Utility Field Surveys

Utility Field Surveys

Collecting GPS data of pipelines is an important service for any utility company and their integrity management protocol. These protocols involve pipeline inspections and environmental risk assessments that identify dangerous settings for the community or the utility itself, based on factors such as population, infrastructure and soil corrosivity. To assess these factors properly, there must be accurate records of utility locations. As of July 2020, gas utilities are now required to have accurate records of pipe conditions, locations and specifications for their entire area of active service. Water lines are not exempt from causing destruction and those utilities benefit from surveying them as well. Engineering Design Technologies, Inc. (EDT) is partnered with clients in the Mid-Atlantic Region to survey their transmission mains to gather/verify pipe location and elevation data which is used to enhance their databases.

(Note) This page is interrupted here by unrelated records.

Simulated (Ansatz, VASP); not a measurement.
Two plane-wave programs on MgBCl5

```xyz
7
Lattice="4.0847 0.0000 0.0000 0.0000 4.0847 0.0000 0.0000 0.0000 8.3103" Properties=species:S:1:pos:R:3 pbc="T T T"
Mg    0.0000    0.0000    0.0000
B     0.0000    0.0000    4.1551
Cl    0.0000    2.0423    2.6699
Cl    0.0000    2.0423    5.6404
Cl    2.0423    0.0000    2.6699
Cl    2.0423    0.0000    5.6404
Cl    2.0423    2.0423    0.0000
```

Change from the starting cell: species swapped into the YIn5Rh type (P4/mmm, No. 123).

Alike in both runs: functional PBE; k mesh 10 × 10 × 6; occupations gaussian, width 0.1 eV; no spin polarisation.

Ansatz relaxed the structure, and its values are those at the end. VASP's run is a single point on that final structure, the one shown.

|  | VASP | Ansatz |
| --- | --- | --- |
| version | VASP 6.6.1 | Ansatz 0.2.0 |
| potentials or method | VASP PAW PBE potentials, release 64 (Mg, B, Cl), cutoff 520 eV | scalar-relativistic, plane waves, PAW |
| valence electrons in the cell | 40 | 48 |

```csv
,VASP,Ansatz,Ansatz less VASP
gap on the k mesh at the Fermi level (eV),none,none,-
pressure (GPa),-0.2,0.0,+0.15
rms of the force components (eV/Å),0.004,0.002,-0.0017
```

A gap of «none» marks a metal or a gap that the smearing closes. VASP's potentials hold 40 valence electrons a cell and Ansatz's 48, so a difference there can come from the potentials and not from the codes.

EDT collects this data in a time and cost-efficient manner. By surveying pipelines with a portable high accuracy GPS unit, EDT’s field team can complete over 5,000 feet per day on average while surveying the pipe with sub-foot accuracy. The surveys contain verification points of the pipeline features. These points can include manholes, valves or meters that are along the requested section. This is a great way to confirm accuracy and seamlessly merge EDT’s data with the clients’. In addition, EDT can make a complete map with geo-tagged photos of areas of interest as well as depth, material, feature type and size information. The surveying service is a great addition to EDT’s other field tests such as soil resistivity, stray corrosive electrical current and soil corrosivity analyses. These combined field tests obtain a more complete assessment of a pipe’s environment. Pipe failure forensic services, as well as other corrosion services are available .

  •          In-situ soil resistivity surveys allow us to calculate more accurate soil resistivity values at pipe depth. The resistivity values are crucial for determining if an area is corrosive and what type of cathodic protection system will be effective.
  •          Stray electrical current readings are taken to find the amplitude and direction of any corrosive electrical currents from other utilities or nearby infrastructure.
  •          Soil samples are taken to determine if the soil chemistry is corrosive. These data sets are incorporated into GIS maps, along with the surveyed pipe layout, to assist integrity managers in visualizing what areas of the pipe most likely need immediate attention due to corrosive soil conditions.

Our database displays all our soil analyses, stray current graphs and resistivity heat maps in one convenient place for our clients to access online with a username and password. (https://edtgeodata.edtinc.net/samples/).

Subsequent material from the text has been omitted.